The main story out of last night's Kentucky primaries has been the Bluegrass State's apparent distaste for President Barack Obama.  But the really interesting results of the night were at the House level, where Rand Paul protégé Thomas Massie scored a landslide victory over his Establishment-backed opponents in the Republican primary for Kentucky's 4th District Congressional seat.
Massie, a Tea Party-backed county judge, was relatively unknown when he entered the race, but shot to the top of the field this month with endorsements from Kentucky Senator Rand Paul and Tea Party groups.
The win was a major coup for the Paul-inspired Liberty Movement, sending a strong signal to the GOP about the growing power of Ron Paul's political acolytes. In addition to Rand Paul's endorsement, Massie got a big boost from Liberty For All, a Texas-based Super PAC founded by 21-year-old Ron Paul fan John Ramsey. The group spent more than $550,000 on the race, flooding the Kentucky and Ohio media markets with ads supporting Massie and attacking his rivals.
Massie's dramatic upset is the most high-profile evidence so far that Ron Paul's plan to take over the Republican Party with so-called "Liberty" candidates might actually be working. With the elder Paul out of the running for the Republican nomination, his youthful supporters are turning their political energy — and donations — to promoting down-ballot races and state conventions. 
"[Massie] is just the latest example of the liberty-minded, strict constitutionalist candidates that are coming out of the Liberty Movement — and that is because of Ron Paul," said Jack Hunter, the official blogger for the Ron Paul campaign. "This is exactly why Ron Paul is still running for president — and there will be more Thomas Massies." 

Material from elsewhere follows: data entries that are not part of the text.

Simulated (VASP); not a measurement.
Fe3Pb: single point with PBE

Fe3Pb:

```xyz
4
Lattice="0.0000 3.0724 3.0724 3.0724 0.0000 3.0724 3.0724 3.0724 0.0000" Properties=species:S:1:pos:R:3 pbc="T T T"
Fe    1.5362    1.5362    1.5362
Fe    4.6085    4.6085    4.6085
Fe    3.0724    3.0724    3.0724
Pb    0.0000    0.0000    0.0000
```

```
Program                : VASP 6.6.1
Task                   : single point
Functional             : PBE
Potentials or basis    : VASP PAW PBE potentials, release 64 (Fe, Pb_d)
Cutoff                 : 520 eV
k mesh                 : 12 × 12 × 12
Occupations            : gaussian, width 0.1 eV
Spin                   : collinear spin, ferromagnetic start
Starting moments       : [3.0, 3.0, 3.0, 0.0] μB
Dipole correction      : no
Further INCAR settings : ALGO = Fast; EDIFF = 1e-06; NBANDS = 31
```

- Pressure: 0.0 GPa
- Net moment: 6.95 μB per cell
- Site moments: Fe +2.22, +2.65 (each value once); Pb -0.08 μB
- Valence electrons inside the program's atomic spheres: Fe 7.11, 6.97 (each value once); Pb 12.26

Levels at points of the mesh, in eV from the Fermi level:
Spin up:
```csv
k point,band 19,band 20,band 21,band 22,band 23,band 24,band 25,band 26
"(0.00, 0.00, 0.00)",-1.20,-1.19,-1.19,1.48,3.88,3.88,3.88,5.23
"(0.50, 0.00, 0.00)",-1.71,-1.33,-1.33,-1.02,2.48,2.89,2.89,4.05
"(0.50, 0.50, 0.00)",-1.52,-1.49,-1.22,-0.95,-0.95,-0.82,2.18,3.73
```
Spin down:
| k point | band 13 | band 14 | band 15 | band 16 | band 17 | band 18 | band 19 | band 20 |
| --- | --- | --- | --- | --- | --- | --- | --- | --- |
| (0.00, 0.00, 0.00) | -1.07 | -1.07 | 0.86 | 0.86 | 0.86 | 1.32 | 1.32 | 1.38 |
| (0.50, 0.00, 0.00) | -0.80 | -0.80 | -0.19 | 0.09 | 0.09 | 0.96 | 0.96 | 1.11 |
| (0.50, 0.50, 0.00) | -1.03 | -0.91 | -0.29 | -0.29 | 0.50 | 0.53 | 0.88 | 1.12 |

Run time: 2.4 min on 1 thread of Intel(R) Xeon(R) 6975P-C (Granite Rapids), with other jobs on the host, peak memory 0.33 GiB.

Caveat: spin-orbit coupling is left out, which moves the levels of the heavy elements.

Hunter, who also co-wrote Rand Paul's book The Tea Party Goes To Washington, added that Massie's win also shows the growing political clout of Senator Paul, underscoring the potentially powerful alliance he is building between his father's Revolution and the Tea Party movement. 
"The story yesterday was that Rand Paul put his credibility on the line and that this was a referendum on the Tea Party — and I think that was accurate," Hunter told Business Insider. "This is as much a win for Rand Paul as it is for Thomas Massie."